Saturday 16 June 2012

Oracle Academy and UKOUG - a great team

Back in January I wrote about the Oracle Academy coming to the UK, or specifically coming to Oracle Scotland.

At the OUG Conference last week the Director responsible for this initiative Caroline Stuart gave us an update on how this initiative is working and I was very excited by it. I want to encourage people into IT careers, I think Oracle is a great discipline to work with.

I often say I am not particularly worried about the 'Women in IT' question but just last week before this update, I was speaking with Sarah Lamb founder of GirlGeekDinners about how to encourage more girls into IT initially and think this program which covers not just university by which time the inequality has already started but also colleges and especially 6th Forms, has the opportunity to help address the balance.

So the Oracle Academy in Scotland has signed up 150 instructors to qualify to teach Database Design and Programming with SQL and another 50 for Java Fundamentals. Of these 200, who have almost completed their 10 week virtual training, 98 are from the UK, the rest from the wider EMEA. Their next step is a weeks bootcamp in Scotland next month.

This is fantastic, well done Oracle I know our next generation of IT students will benefit, but I want to reach out to them from the user group, help them see how what they learn is used and the types of careers people using these skills have gone on to develop.
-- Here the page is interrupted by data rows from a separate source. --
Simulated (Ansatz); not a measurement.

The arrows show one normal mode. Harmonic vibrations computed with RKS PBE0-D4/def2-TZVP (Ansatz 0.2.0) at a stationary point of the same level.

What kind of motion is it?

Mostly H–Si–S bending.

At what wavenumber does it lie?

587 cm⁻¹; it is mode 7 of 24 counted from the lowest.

So working with Oracle, we will talk to these Oracle Academy delegates at the start of their bootcamp, tell them about UKOUG and invite them each to attend a day at our annual conference in Birmingham in December. We will also work out a way of them being able to bring their students at cost price to experience the world they will by then have started to learn about.

I'm also looking at how we can link up our partner members with these educators, so they can share their expectations and make sure the students who ultimately benefit from this Oracle Academy initiative get the best possible start in their careers. Perhaps in years to come they like me will be able to say 'I love my job'.